The Senate
Motion to Amend the Rules of the Senate--Debate Continued
June 23, 2020
Honourable senators, I’m rising to speak to Senator Woo’s motion regarding changes to the Rules of the Senate and equality among groups in the Senate.
I’ve carefully reviewed the motion and all of the individual rules that he’s proposing be changed, and I listened carefully to his speech back in March in the chamber. I certainly agree that the full recognition of the equality of Senate groups and the senators who are part of them should not wait any longer, given the historic changes that have occurred in this chamber over the last five years.
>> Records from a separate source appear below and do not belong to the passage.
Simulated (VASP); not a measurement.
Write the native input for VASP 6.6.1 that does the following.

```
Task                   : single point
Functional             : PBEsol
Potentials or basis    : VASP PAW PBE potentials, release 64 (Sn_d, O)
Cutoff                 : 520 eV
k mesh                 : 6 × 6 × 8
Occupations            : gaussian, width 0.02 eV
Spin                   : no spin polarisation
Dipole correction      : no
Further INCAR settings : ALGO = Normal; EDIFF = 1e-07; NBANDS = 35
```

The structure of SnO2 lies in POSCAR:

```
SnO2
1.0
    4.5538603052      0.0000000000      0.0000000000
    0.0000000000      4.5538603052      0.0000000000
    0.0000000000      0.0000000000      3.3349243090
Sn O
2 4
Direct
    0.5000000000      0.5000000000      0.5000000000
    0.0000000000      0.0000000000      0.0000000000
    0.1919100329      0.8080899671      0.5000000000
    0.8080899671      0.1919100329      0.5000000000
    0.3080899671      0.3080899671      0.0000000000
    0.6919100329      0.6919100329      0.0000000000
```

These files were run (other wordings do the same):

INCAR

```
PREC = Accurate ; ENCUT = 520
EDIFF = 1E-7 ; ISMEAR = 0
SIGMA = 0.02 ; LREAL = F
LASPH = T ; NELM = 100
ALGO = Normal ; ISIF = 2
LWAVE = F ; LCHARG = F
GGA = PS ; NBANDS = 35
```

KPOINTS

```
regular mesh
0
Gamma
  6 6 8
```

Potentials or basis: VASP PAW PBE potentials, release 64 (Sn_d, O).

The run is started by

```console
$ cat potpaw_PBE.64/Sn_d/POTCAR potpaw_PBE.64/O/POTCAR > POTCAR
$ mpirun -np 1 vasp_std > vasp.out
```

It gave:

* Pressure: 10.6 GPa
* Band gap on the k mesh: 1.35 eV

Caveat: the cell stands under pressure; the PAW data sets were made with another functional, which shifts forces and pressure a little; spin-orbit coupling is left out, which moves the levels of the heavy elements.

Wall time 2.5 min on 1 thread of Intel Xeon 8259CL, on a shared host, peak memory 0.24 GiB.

Today, we have four recognized groups in the Senate of Canada, three of which are not officially linked to a political caucus in the other place. I arrived here seven years ago, and 95% of the senators were aligned in political caucuses, the Liberals and the Conservatives. We are now 80% not aligned with Liberals or Conservatives in any official way.
In addition to the four groups, we should note that we have the Government Representative in the Senate, who does not lead a recognized caucus.
Previously, this was all unimaginable, but somehow, we’ve made it work. Quite frankly, in my mind, today’s Senate is more dynamic and more valuable to Canadians than the one in which I arrived.
Some changes were already made to our Senate rules in November 2017, in recognition of a more independent Senate. In other cases where the rules were not modified, sessional orders had been agreed to and adopted to provide for more equality among groups. An example of such includes expanding the ex‑officio status to all leaders or facilitators of recognized groups in the last Parliament.
In December 2018, the final report of the Special Senate Committee on Senate Modernization, chaired by Senator Greene, concluded that a more equal Senate requires changes on three levels. One of the levels we’re talking about in Senator Woo’s motion is the Rules of the Senate. There are two other levels, which are the Senate Administration Rules and the Parliament of Canada Act, but this motion deals specifically with the Rules of the Senate.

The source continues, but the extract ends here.